The 18 battle characters are really 2 of each of the 9 fighting types: swordsmen, lancers, fighters, ninjas, archers, magicians, hexers, healers, and bards. Because your characters of the same class can inherit from each other, they aren’t really that different from each other. Except some have way more plot relevance than others, and some have a lot less health than their counterparts. Disappointingly, the female fighters are almost all weaker than their male counterparts (significantly less HP, attack power and defense) save for the Scale Hod swordswoman. I haven’t done a complete comparison of male vs female in the character stats department, but I definitely noticed the female characters “dying” more often. And you can’t revive anyone in battle except with your healer if they happen to have the item that can revive people.

So yes, battle items make or break your healers, hexers, and magicians. Your archers are still okay even without fire and poison arrows, but the normal attack of your hexers and magicians is quite low compared to the skill-based attacks that require magic stones. These magic stones can have 1 of 6 properties; the magicians have the elements (aka fire, water) and the hexers have the status effects. Because they really need skills in order to do damage, not recruiting the SODs that gift them the skills really hurts their usefulness. Aka I didn’t recruit the hexers of the past so my battle hexers weren’t so useful. Meanwhile my magicians kicked major ass; I used both of them in the last stage.

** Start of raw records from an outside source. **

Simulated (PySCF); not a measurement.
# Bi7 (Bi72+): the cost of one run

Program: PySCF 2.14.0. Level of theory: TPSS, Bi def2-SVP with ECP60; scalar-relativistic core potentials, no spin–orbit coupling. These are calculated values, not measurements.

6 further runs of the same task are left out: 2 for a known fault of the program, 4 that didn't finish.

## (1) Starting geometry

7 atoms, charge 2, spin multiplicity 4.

Your healers are super important, though. They can do a traditionally HP heal with a low and a high-HP restoring item, but they can also cure status ailments, revive people, restore their “stamina”, and do a sixth thing that I never figured out – could be a regen of sorts? I didn’t find that item necessary at least.

Which brings me to “stamina” (not sure if that is the correct translation). These are the points needed to perform attacks and skills. You start the battle with 50 and regenerate 20 points every turn. However skills take from 20-50 points each. Regular attacks cost 5 points and defending costs nothing unless you choose “big defend”. I think defend also makes the player’s next turn show up slightly earlier; there is no gauge for you to figure out who’s turn will come next (at least none that I know of).

The final important battle mechanic is the “pair-up” system. This does not affect how you take damage but is important for learning skills. Basically when you pair up two people of the same class with one being the “teacher” and the other the student, you have the additional command where your teacher “shows” the student how to do the skill. This results in the teacher and the student performing the same skill but with the student doing it with greatly reduced power. When acquiring a skill from a SOD in the past, you will usually only need to “be shown” how to do a skill 3-4 times; when it is among your 18 it can be as many as 50 times (2% mastery per use) or as little as 10. Of course, the pair can also perform separate attacks, but their turn will always show up at the same time.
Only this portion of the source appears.